22 January 2012

The Great Mountain Paxlava

We were holed up in snowy Quba, a town without apparent features. Sure, there was frozen mud and a soviet park, bald taxi tires spinning on the icy road. There were people and a small bustle, a closed carpet factory, some quiet mosques, concrete-floored tea houses. There were even two restaurants, populated by a sparse collection of policemen and town officials. But it was still bleak, not much more than a base camp for our excursion up to Xinaliq. Quba seemed just like so many other mountainous, remote, once-Russian outposts, with nothing to set it apart.
But slowly, as we clomped around in boots and hoods, the snowy, low-roofed landscape revealed a surprise. Everywhere, tucked into inauspicious nooks, were little shops and stands – too small to notice, at first – advertising “paxlava.” But what is this thing?
If you say it out loud, with a hard, back-of-the-throat “x,” “paxlava” sounds an awful lot like its Turkish cousin - baklava. This was illustrated for us by an amused vendor after several attempts on our part – we were trying to say something like “patch-lawee.” He punctuated each syllable with a swing of his spatula, then shook his head. “English? Allmagne?” he asked. “American” seemed to give us a free pass (it usually does in Azerbaijan).
Paxlava is made not with pistachio and honey, but with walnuts and sugar. Walnuts are a local specialty, and honey is something of a delicacy. The treats are made in large, round, covered pans and baked in slim, stovetop ovens. The walnut is mixed with sugar and then layered between thin sliced of pastry. Once cooked, the hard cakes are cut and soaked in a sugar syrup which is usually dyed bright red.

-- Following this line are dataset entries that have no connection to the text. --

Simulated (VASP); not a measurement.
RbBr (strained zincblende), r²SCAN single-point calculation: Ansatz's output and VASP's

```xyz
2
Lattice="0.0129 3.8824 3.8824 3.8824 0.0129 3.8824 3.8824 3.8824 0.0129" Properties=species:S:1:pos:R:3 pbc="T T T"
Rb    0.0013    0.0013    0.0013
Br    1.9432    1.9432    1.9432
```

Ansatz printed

There are literally dozens of paxlava vendors in Quba, which is remarkable because there are so few other businesses. The majority are tiny, single person operations, sometimes just a small window in a family's home. It seems a hopeless day, to sit shivering in hat and coat, hands in pockets, an untouched tray in the window, only the hardscrabble streets of Quba to look at. We didn't see a single local buying or eating the stuff, and we didn't see a single tourist. It's good that the sugary diamonds keep so well - the paxlava business is a waiting game.
The price for a piece fluctuated quite a bit - depending more on the geniality of the vendor than on the quality of the product. Our first pieces weren't very good, but were the most expensive: two manat (about €2) for three pieces. Other shops had friendlier bakers and lower prices - sometimes as low as 30 qəpik.
The town's other specialty is "bükma," which is similar to paxlava, but a different shape. Despite all the signs for it, this other pastry didn't seem to be widely available.
How to describe the taste of paxlava? It's sweet. The better the paxlava, we decided, the more one can taste the walnut. The piece on the right was probably our favorite of all the types we tried (it was snowing, there was nothing else to do) because it wasn't as sugar-saturated.
But as for taste? Imagine eating mushy, over sweetened, walnut cookie dough that's sat out until crusty and dry. Not bad if there's only one piece. Kind of sickening after three.